In the current economic climate, increased numbers of businesses are struggling to maintain profitability. For some, this is a challenge that they are prepared to meet and can weather their way through. But for others, it is presenting a threat to their viability as businesses. Profit warnings are at a 15-year high. Decisive measures are needed.
In my experience as a turnaround professional, there are usually five stages that a turnaround goes through.
1. An assessment of the organisation’s liquidity
The aim here is to quantify the company’s cash reserves and give visibility over how this maps against future cash inflows and outflows. This cash flow forecasting is key to identifying whether there are any upcoming pressures that will require further action. It often throws light on issues the business had not fully appreciated – areas where its cash collection is slower or more ineffective than previously understood, or areas where spend is higher than thought. Sometimes, this liquidity analysis is sufficient to help the business adjust and regear. But sometimes it shows that there are deeper issues which mean that cost really needs to be taken out.
2. Taking tighter control of spending
Where deeper and significant remedial action is needed, business spend needs to be tightly controlled and almost certainly reduced. This involves identifying who has the ability to commit the business to spend – its authorisation matrix – and immediately limiting the number of people who can do so. It may mean that all spend over a certain level must be authorised by one person, such as the CFO. The level at which this must happen is also likely to be reduced. A moratorium may also be put "nice-to-have” but non-essential spending – such as training, recruitment, conferences, non-customer or supplier related travel. After this, capex comes under the microscope. What capital expenditure is essential to keep the business running, and what expenditure is new investment? The latter is likely to be stopped completely; the former will be maintained, but perhaps pruned back if current spending is at ‘gold standard’ levels.
3. Reshaping the cost base – support functions
This involves analysing, in considerable detail, where the business is spending its money, how levels of spend in different areas index against each otherand benchmark norms, as well as and how this spending links to the company’s trading essentials. The first place where the focus really falls in this is indirect costs – that is to say, in support functions (rather than core operational functions) such as Finance, HR, Marketing, Sales, IT, etc. These areas will be examined both in terms of their people and non-people costs. Which functions carry the greatest cost to the business and what value are they bringing? Often what we’re looking for here is signs of inefficient allocation of resources or spend – duplication, inefficiencies, wastage. For example, I carried out some work for one global business that employed over 50 legal firms to advise it, with multiple firms covering the same specialist areas of law. Working with the General Counsel, it was possible to rationalise these down to a smaller number of firms, creating economies of scale that increased efficiency and generated savings. In terms of people costs, we use industry benchmarks and our own experience and analysis to determine whether efficiencies can be driven. It’s usually possible to do so with careful examination of the activities that are being conducted.
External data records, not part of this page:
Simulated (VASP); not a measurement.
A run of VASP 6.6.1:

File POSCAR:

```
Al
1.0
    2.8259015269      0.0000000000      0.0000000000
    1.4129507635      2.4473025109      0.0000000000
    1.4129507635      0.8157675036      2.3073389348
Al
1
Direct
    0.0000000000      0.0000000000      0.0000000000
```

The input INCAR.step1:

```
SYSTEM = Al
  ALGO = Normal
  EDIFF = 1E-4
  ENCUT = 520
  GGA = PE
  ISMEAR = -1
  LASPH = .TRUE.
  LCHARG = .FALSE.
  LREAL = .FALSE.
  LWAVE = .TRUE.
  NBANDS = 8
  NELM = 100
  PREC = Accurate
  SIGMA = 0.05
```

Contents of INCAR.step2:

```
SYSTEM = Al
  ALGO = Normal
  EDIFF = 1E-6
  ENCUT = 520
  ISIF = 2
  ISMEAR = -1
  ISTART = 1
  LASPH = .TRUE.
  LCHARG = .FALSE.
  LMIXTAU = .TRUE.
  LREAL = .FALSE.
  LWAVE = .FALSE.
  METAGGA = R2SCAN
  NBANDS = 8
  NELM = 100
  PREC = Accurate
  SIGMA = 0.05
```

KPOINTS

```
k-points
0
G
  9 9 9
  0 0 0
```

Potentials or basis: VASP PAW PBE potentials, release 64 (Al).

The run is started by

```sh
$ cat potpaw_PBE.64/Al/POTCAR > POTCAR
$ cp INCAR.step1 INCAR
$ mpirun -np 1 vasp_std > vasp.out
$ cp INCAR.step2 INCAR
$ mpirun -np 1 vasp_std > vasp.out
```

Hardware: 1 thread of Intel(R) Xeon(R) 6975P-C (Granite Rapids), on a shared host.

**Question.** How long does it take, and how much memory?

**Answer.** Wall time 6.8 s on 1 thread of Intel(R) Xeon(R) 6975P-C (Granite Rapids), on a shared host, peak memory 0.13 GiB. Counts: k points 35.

4. Reshaping the cost base – direct costs (products and customers)
This is a complex area, and is highly bespoke to each business, so takes some time. It also requires a degree of caution because if the wrong decisions are taken in regards to such fundamentally important areas, it can have long-term detrimental effects. With products, the focus is on understanding which products make the most profit and prioritising them, and which products are unprofitable, and eliminating those. I am on the look-out for signs of niche products which have disproportionate influence over a company’s product mix – we want to avoid situations where the tail is wagging the dog. It’s something that happens a lot in the FMCG world – those speciality products that someone somewhere in the management team has a fondness for, but which sell in small numbers, and are produced in small batch runs that interrupt the main production line.
It's a similar principle with customers. Which customers generate the most profit? Which customers are least profitable and/or have the highest cost to serve? Which accounts pay fastest and are the easiest to administrate and run? The aim, in a turnaround situation, must be to make maximum margin from each and every sale and to ensure the cash conversion cycle of customer orders is minimised as far as possible. It may be necessary to slim down operations and focus on major, most profitable and fastest paying customers in the short term. This is also likely to allow the business to reduce its inventory holdings, further reducing cash flow pressure.
5. Other major running costs (property, headcount)
Property is usually a longer-term play as it takes time to make disposals or exit leases – but there are usually significant options here. Meanwhile, it is a difficult and often emotional step for management to start thinking about headcount on a significant scale. Businesses, rightly, place great value in their people. In most cases, it’s a step that’s only arrived at once all the other measures have been exhaustively pursued. However, it is good management discipline to challenge manpower levels on a regular basis to eliminate any unnecessary cost creep.
In recent months, we have been seeing significant, growing demand from clients for liquidity analysis and advice. Whether this turns into a rise in turnaround situations requiring rapid cost out remains to be seen. But however things transpire, it is clear that there are lots of avenues and mechanisms that can be pursued to bring the cost base under more manageable control – and we will work side-by-side with management to find the best and most sustainable long-term solutions to help the business emerge stronger and fitter on the other side.